As usual, food was central to the week away. There was Jo’s birthday dinner, a sun-soaked lunch on a central coast deck with Emma (we’ve hatched a little visual project to keep us both in check), an exquisite lunch with mum and dad and a long overdue catch-up at Red Lantern with my oldest friend. There is something about the simple – no, simple won’t do - spare elegance of Asian cuisines that cleanse more than merely the palate. Who would have imagined that fresh lemon juice mixed with roasted, ground peppercorns would make the most amazing, ever, dipping sauce?

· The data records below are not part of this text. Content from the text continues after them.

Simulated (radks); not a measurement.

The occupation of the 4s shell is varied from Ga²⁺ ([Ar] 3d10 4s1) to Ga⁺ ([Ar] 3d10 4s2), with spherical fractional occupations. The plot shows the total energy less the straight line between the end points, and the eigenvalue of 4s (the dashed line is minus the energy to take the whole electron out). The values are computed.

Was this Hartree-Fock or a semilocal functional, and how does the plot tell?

My mother’s cooking is a dessert-lover’s dream. Her cherry sorbet was blindingly good, especially when paired with another made of ripe, juicy nectarines. A marriage of two beautiful stone fruits in each little bowl – one scoop assertive and unctuous, best attacked in small spoonfuls; the other light and pink, a tart contrast to the rich, wine-dark red. The pantry boasts six kilos of chocolate at any given time; three of the creamy, buttery white variety and three of the wickedly dark and bitter stuff. I was brought up on a passion for dessert. But somehow, working my own way around the kitchen, it seems that the sweet tooth that defines my small family has, in my case, been firmly extracted.
Is it a remnant of teenage defiance? That sheer will and determination to set oneself apart from the flock? Actually, I think it’s all the washing up. Coming back to our quiet, sparsely decorated home, the baking bug bit in an altogether unfamiliar way. Like that teenager I recall, my brand of baking is stamped, decidedly, with my own, unfussy, thang.
Chocolate thumbprint cookies – makes about 20
A revelatory one bowl wonder this recipe is and, thankfully, there’s very little washing up. Based on a recipe in Isa Chandra Moskowitz’s now legendary book, Vegan with a Vengeance, these are utterly, spectacularly, delicious.
5 tablespoons of macadamia oil (or almond, grapeseed, etc, but not olive)
5 tablespoons of soy milk (or rice, oat, etc)
1 teaspoon of vanilla extract
½ teaspoon of almond extract (this adds a great, marzipan-like something)
135g (4 ½ oz) unrefined sugar
120g (4oz) of wholemeal (whole-wheat) flour
5 tablespoons of good quality cocoa powder
Good pinch of sea salt, finely crumbled
Good pinch of baking powder
Jam (fruit preserves), your favourite, to finish
Preheat the oven to 180 C (375 F). Line two baking sheets with parchment.
Mix the first 5 ingredients together in a roomy bowl with a fork. Sift the flour, cocoa powder, salt and baking powder into the wet ingredients and stir well to combine.
Place dessertspoon sized dollops of the mixture onto the baking trays, leaving a little space for expansion around each. With damp hands, roughly mould each dollop into as round a shape as you can be bothered to, then gently press to flatten very slightly.
Bake for 5 minutes, retrieve from the oven and gently make shallow thumbprint sized indentations in each cookie. Fill each hollow with half a teaspoon of jam and return to the oven for 6 minutes. Cool on their trays for 2 minutes then cool completely on a rack.